News: Aussie renters like 2nd-class citizens

Published at news.com.au, 5 October 2016

Shifting housing trends mean Australia’s lagging tenancy laws undermine renters

LET’S be honest, many of us have given up on The Great Australian Dream of owning our own home and conceded to our fate of being Generation Rent.

But as more and more people are living in rental accommodation — and living there for longer — Australia’s tenancy laws have not adapted, leaving tenants under-represented and without security they can keep a roof over their head.

Tenancy unions are now demanding the laws adapt to shifting trends, and get up to speed with the rest of the world.

“The biggest issue right now is that housing insecurity is built into our renting laws across Australia,” Ned Cutcher, senior policy officer at the Tenants’ Union of NSW told news.com.au, in light of International Tenants Day, which was on Monday.

“Once you are outside of a fixed-term lease, a landlord can end your tenancy without giving a reason ... what this does is it allows a landlord to mask reasons that may not be genuine or may not be considered good reasons to end a tenancy.”

The instances of tenants receiving these ‘no grounds’ notices of termination is common, said Mr Cutcher, and leaves many tenants living in fear to ask their landlord for basic repairs and maintenance.

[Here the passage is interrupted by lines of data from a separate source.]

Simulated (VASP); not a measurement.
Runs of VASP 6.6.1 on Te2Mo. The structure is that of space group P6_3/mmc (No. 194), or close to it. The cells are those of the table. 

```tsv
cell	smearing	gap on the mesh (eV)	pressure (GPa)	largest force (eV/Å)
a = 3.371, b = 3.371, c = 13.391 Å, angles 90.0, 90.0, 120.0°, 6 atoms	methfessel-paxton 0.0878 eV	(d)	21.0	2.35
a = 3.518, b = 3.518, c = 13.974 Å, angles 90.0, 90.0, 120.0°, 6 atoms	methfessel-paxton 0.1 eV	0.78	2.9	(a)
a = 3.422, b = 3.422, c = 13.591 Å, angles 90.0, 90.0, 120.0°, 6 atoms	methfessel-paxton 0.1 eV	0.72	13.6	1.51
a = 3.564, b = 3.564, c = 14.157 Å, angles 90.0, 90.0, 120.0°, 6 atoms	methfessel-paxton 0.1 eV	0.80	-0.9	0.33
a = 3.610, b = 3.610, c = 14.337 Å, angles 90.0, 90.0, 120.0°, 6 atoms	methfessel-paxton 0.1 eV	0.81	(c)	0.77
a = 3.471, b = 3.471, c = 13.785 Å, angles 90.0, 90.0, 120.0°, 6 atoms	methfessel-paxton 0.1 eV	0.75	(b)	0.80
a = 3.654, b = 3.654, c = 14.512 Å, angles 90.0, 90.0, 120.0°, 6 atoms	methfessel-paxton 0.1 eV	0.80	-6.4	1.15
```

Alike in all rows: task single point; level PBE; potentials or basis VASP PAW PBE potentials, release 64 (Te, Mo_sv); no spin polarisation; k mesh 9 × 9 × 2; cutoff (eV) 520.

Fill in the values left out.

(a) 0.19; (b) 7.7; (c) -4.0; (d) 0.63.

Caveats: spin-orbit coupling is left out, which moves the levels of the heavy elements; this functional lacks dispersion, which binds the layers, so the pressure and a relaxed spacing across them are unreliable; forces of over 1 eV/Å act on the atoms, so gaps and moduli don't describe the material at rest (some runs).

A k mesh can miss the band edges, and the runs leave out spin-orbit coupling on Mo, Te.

In a survey conducted by the Tenants’ Union of NSW in 2014, 77 per cent of respondents said they had held off from making a request or raising an issue with a landlord for fear of being asked to move out. The tenant is seen as “too troublesome” to keep on, Mr Cutcher said.

“Which when you think about what is at stake — someone’s housing is at stake — the question of whether a landlord or a tenant need to like one another raises some interesting points of discussion.”

AUSTRALIA IS AN OUTLIER

Tenancy unions across the country have used International Tenants Day to promote the need for an overhaul of the Australian tenancy laws, with the theme of this year’s International Tenants Day centred around rental regulation.

Mr Cutcher said Australia lags behind many countries worldwide when it comes to the rights of renters.

“[Lack of regulation] is not a normal thing globally, but it is a normal thing in a couple of jurisdictions — England, the USA and Australia are the main players,” Mr Cutcher said.

“We look to places like Germany, France and Switzerland and see that tenants have got much better conditions over there. It is a basic proposition that as long as you keep meeting the terms of your tenancy agreement — you keep paying the rent, you keep looking after the place, you’re not causing problems with your neighbours, and the property remains for rent — you basically have control over the length of time you’re going to be able to stay in that property.

“We don’t have that in Australia. We Australia, the USA and the UK are outliers in this sense.”

And with a growing cohort of long-term renters, Australia should be following the lead of Europe.

“One of the things with the European context is there are often a lot more people who do rent and rent for long periods of time in those places. But we are rapidly moving towards that kind of situation in Australia with the price of home ownership being out of reach for many. And that’s not going to change,” Mr Cutcher told news.com.au.

“So now is the time to be looking at these laws and saying they are not suitable to a housing system that is not producing the outcomes that we assumed it would.”

According to a comprehensive study into the long-term private rental market in Australia conducted by Australian Housing and Urban Research Institute (AHURI) and released in July 2013, just over a third — 33.4 per cent — of all private renter households are long-term renters who have been living within the private rental tenure continuously for 10 years or more. However, this study drew on a survey conducted by the Australian Bureau of Statistics (ABS) in 2007—08, supplemented with an analysis of Waves 1 to 10 of the Household Income and Labour Dynamics in Australia (HILDA) Survey, meaning this number has no doubt increased well beyond one third.

Even more telling, the study showed that close to one third (30 per cent) of all long-term private renter households included dependent children.